Speaker
Description
The FastRICH ASIC provides high-precision, triggerless readout for Upgrade-Ib of the LHCb RICH detectors. Demands of continuous data acquisition and varying hit rates across the detector impose unique challenges on the ASIC's design and verification. This work presents the verification strategy for FastRICH, focusing on functional correctness, timing performance, and operational robustness. The methodology includes simulations across occupancy scenarios, validation of timing precision, and stress testing under pile-up and high-rate conditions. Results demonstrate that FastRICH meets its performance requirements over the full range of expected occupancies. Key design and verification challenges are discussed, along with lessons learned for future developments.
Summary (500 words)
The FastRICH ASIC has been developed as part of the Upgrade Ib program for the LHCb RICH detector to enable fast, precise, and triggerless readout of single-photon signals across a wide range of expected occupancies. The design integrates 16 independent input channels, each equipped with a Time-to-Digital Converter (TDC) capable of achieving a nominal resolution of 25 ps.
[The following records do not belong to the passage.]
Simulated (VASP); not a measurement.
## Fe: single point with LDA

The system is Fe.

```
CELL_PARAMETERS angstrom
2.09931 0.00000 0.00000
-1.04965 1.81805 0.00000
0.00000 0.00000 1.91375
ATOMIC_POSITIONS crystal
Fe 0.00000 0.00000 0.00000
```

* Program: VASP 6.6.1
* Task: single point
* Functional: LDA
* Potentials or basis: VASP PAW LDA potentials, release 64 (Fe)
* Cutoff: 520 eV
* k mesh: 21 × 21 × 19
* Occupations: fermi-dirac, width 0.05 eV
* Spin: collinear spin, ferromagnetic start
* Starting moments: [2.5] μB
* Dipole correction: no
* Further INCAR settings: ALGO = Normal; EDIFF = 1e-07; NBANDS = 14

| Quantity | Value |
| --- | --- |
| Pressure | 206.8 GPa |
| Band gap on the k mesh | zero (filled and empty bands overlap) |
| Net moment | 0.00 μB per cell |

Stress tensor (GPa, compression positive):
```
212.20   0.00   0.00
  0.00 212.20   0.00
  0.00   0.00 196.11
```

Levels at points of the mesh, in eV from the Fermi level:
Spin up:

A key challenge in the design and verification of FastRICH lies in maintaining high timing precision and low deadtime performance across a broad dynamic range of occupancies. Depending on the location within the RICH detector, average hit occupancies can vary significantly, ranging from 0.1 channels hit per Bunch-Crossing (BX) to six channels hit per BX. The ASIC must operate reliably across this spectrum, delivering accurate timestamping and data integrity under all conditions.
To ensure that the FastRICH ASIC meets its performance requirements, a comprehensive coverage-driven verification strategy was employed, using Universal Verification Methodology (UVM). This approach integrated RTL simulations, gate-level simulations, performance characterization, and Single Event Effects (SEE) robustness checks, all within a modular and reusable UVM testbench. Special attention was given to validating performance at both ends of the occupancy spectrum. In low-occupancy conditions, the system was required to operate without introducing spurious noise, while in high-density bursts of hits, the verification needed to ensure that deadtime was minimized and data loss was prevented.
The verification methodology was built around several core principles. First, self-checking and automated test frameworks were employed to verify that rare edge cases, such as simultaneous multi-hit events and near-saturation conditions, were thoroughly covered and validated. Precision timing validation was critical to ensure that the TDCs maintained their linearity and resolution of 25 ps across all channels. Occupancy stress testing was another major component, where synthetic hit patterns were generated to simulate both low and high-occupancy scenarios. This allowed the evaluation of internal buffering, deadtime behavior, and multi-hit resolution capabilities. Additionally, jitter robustness was assessed by introducing clock variations to test the resilience of time measurements under less-than-ideal conditions.
The verification process involved simulating and analyzing performance metrics such as TDC linearity, deadtime, readout latency, and occupancy-dependent throughput. The results confirmed that the FastRICH ASIC meets all performance targets, with timing resolution consistently within specification across occupancy conditions and minimal deadtime, even under high-rate scenarios.
Verification of FastRICH ASIC provided important insights into subtle aspects of triggerless high-precision timing ASIC operation. Without a hardware trigger to limit or synchronize data flow, particular care had to be taken to verify timestamping consistency, buffering strategies, and hit arbitration mechanisms. The wide dynamic range of hit rates and precise timing required flexible verification methodologies, and the lessons learned in this process are likely to remain relevant for future triggerless, high-precision readout ASICs in particle physics and beyond.